Brock said:
Motherboard will beep if CPU or RAM or something isn't connected properly, if you have a manual for the motherboard it should tell you what the beeps meant. Might be worth going in again and making sure all the boards and ram etc are pushed firmly into their slots.
I don't think you'd get any beeping at all if the CPU wasn't seated properly since not even the BIOS would be able to run (and produce the beeping)!
I heard beeping a few times on my old PC when it malfunctioned. The first time I didn't know what it meant so I RTFM and discovered that the beeps indicated that there was a graphics problem. When I opened up the case, sure enough, the graphics card had managed to lift itself ever so slightly up in its card slot. I suppose it is the constant thermal cycling within the PC that eventually causes this kind of problem. Whenever the problem recurred, I just opened up the case and pushed the card back. I also cleaned out any accumulated dust while I was at it.
The PC I'm using now played up last week. There was no sign of life at all when I tried to switch it on. I've had this problem before and suspected the mains lead, so when a replacement lead fixed the problem, I just chucked the old one out without any further ado. When the problem happened this time, I switched leads with my printer and there was still no joy, though the printer still powered up as usual. I opened up the PC again and managed to get it working by wiggling the internal wiring about. I imagine there is a dry soldered joint somewhere in there but I'll leave well alone for now.
*** An important reminder while we are on the subject of dodgy hardware *** - are you all doing your daily computer backups?
Over the years, I watched a succession of work colleagues do the
swearing, desk-thumping, and anguished office-pacing thing as it slowly dawned on them that their non-backed-up hard drives had failed. One guy lost a whole year's worth of work!!! What a senior engineer thought he was doing not even having paper copies of his work, I don't know... The company had to shell out several thousand pounds to get the hard drive rebuilt so he could salvage his data.

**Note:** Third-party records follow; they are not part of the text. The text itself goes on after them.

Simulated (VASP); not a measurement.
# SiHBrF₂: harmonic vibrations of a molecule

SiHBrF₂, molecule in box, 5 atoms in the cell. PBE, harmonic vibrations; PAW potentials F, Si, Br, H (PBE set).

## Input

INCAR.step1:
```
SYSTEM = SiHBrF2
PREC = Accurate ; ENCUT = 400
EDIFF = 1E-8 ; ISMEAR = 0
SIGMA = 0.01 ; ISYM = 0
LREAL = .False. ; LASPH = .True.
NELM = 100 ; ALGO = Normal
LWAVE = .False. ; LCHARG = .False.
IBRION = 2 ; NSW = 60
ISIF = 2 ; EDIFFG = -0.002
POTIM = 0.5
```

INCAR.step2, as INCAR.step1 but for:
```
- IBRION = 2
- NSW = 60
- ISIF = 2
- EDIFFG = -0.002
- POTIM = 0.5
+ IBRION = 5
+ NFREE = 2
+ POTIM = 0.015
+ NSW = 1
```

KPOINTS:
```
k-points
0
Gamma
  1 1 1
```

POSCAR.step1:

I used to feel incredibly smug about these problems because I made sure that I backed my work up every day. Then of course I went self-employed and didn't have access to a convenient network drive, so my backup regime got forgotten... Of course, the inevitable happened and I had a terminal hard disk failure last year - everything was lost
!
I now do regular data backups onto a couple of USB flashdrives (one being a backup of the other!). I'm also going to get a second hard drive and run something like Norton Ghost to maintain a working copy of my main drive, just in case. Last time it took me more than a week to get everything reinstalled and reconfigured.